Tropes vs Deadpool

Tropes vs Deadpool 2

The Deadpool movie was certain to be one of two things: very very good, or very, very bad. Fortunately, it was the former, and profitable to boot. Of course, that sent analysts scrambling to cherry-pick bizarre meanings from Deadpool‘s success, and most of them completely missed the point. Deadpool doesn’t point to a renewed viability of rated-R movies, a fresh interest in mutants, or an increased appetite for bloodthirsty films. Deadpool succeeded because it’s a film that isn’t afraid to be exactly what it is.

From the beginning, Deadpool‘s creators embraced the fact that he is, on the surface, derivative. A mutant killer with super agility is such a trope in comics that Rob Liefeld and Fabian Nicieza named the character Wade Wilson as a nod to the glaring similarities to Slade Wilson—Deathstroke from the Teen Titans. The “death-reference-plus-verb-or-noun” naming convention is a well-worn trope throughout comics—Killer Frost, Killer Croc, Deadshot, Lady Deathstrike, Lady Death, Deadman… comic books are a factory of lazy “hardcore” superhero names.

Deadpool (Movie) Review 1

In Rob Liefeld’s heyday, he had a special skill for giving his audience exactly what they wanted, even though the critics thought he made crap. His characters had giant chests and no ankles. Every single face he drew looked angry and constipated. Despite all the mockery he received, his books sold like crazy, because he understood that people often don’t want quality as much as they want predictability. If you can’t look at a comic book character and instantly know exactly what that character does, that character’s comic likely won’t be very popular. Spiderman does spider things. Batman does bat things. Superman does super things. Antman is small, Wolverine is small and vicious, and Wonder Woman is a comic that relatively few people read. Just what exactly is involved in being wonderful, anyway?

A comic book used to be a story told in thirty pages. Now it’s a story told in 18 page chunks, over four to six issues. You can’t tell a story that will engage people with so little page space without relying on immediately recognizable, commonly recurring literary or rhetorical devices. Comic books, by necessity, hinge on tropes.

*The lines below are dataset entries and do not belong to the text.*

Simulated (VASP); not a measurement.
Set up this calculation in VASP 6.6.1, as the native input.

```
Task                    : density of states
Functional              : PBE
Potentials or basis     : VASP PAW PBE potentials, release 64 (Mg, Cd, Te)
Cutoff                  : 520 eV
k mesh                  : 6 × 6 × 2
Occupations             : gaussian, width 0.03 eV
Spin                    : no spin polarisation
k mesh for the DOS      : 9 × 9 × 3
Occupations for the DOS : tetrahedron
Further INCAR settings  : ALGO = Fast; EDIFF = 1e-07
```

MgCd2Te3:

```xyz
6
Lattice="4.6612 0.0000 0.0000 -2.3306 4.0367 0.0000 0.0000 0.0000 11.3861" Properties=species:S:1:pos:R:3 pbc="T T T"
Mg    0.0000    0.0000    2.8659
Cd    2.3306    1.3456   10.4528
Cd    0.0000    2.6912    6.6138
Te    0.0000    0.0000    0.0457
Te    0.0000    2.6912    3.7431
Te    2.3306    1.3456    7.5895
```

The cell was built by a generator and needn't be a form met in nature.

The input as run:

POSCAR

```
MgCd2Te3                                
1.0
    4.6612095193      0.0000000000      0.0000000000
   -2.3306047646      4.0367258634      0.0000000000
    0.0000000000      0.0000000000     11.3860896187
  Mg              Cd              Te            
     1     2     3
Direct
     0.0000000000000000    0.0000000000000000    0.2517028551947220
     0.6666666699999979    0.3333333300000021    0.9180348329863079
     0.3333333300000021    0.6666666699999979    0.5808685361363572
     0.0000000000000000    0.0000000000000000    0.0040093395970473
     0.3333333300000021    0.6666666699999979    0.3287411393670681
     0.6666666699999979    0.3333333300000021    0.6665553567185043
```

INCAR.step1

Action movies really aren’t much different—once you get your four to six action sequences in, you have time for a “bang the love interest scene” or an “ironic dance number” scene, but probably not both. Even Guardians of the Galaxy, possibly the weirdest action movie to come out in the last twenty years, relied on tropes: Starlord was a pithy bad boy with a heart of gold. Gamora was the glowering female bounty hunter. Drax is the musclebound terminator type. The bad guy was a plot device with a deep voice. These characters needed to be simple concepts, because the bulk of Guardians‘ creative moments were spent explaining why a raccoon who talked and wore clothes and a tree who talked but only said “I am Groot” were best buddies.

Tropes Vs Deadpool
Guardians Of The Galaxy

But, thanks to the rise of the regressive left, which claims that anything remotely fun is “pernicious”, “problematic”, “misogynist”, “transphobic” or a “micro-aggression”, tropes have been labelled “very bad things”. It’s impossible, however, to create any reasonably complex work of art without tropes. Allegory, irony and hyperbole, for instance, are all tropes. “The invisible hand” of economics. “Schrodinger’s cat” in quantum mechanics. Even the progressive metaphor of the “glass ceiling”. These metaphors are all tropes.

Deadpool, however, relies on tropes more directly—most obviously the trope of breaking the fourth wall. He’s also the trope of a fictional character aware of his fictitious status. His nickname, “the Merc with a Mouth”, is a trope in and of itself. There are numerous Deadpool tropes—versions of the character commonly known enough to take on their own meaning—Lady Deadpool. Kiddypool, headknife Deadpool, Deadpool in a bathrobe, unicorns, chimichangas… these are all shorthands that Deadpool fans immediately recognize. You couldn’t rightly do a Deadpool movie without embracing those tropes. It would be like Wolverine without the visible undershirt.

The Deadpool movie decided to embrace tropes so thoroughly, it dry humped them, and the results were hilarious. The opening credits are a cavalcade of self-aware action film tropes: the hot chick, the comic relief, a CGI character, a moody teen, and a gratuitous cameo all get billing. These credits are surrounded by goofs on People magazine’s sexiest man alive, the Fox X-Men franchise that Deadpool is tied to, and obvious lampoons of overdone superhero movie directing decisions. It’s funny, because it’s mocking the very superhero zeitgeist that allowed the film to be made in the first place. Biting the hand that feeds? Another trope.

Deadpool (Movie) Review 3

Even the poignant parts of Deadpool rely on tropes—his deliberate avoidance of the heroic? Trope. His wisecracking relationship with his strip-bar-waitress girlfriend? Trope. The pairing of a wisecracking hero and a stiff, rule-abiding foil? Trope. Even my reliance on the rule of three in this article is a trope. I use tropes for the same reason Deadpool does: they’re effective.

Comedy stops being funny if you have to explain every freaking joke. The entire art of comedy hinges on novel approaches to commonly understood things. The Kardashians, for instance, are a frequent target of late night talk show monologues because the audience is likely to know who they are. Again: mainstream audiences don’t want quality; they want predictability. A great action movie manages to give them both. From start to post-credit sequence finish, Deadpool’s masterful comedic application of tropes shows there’s nothing to fear from them, except perhaps the trope of fear itself.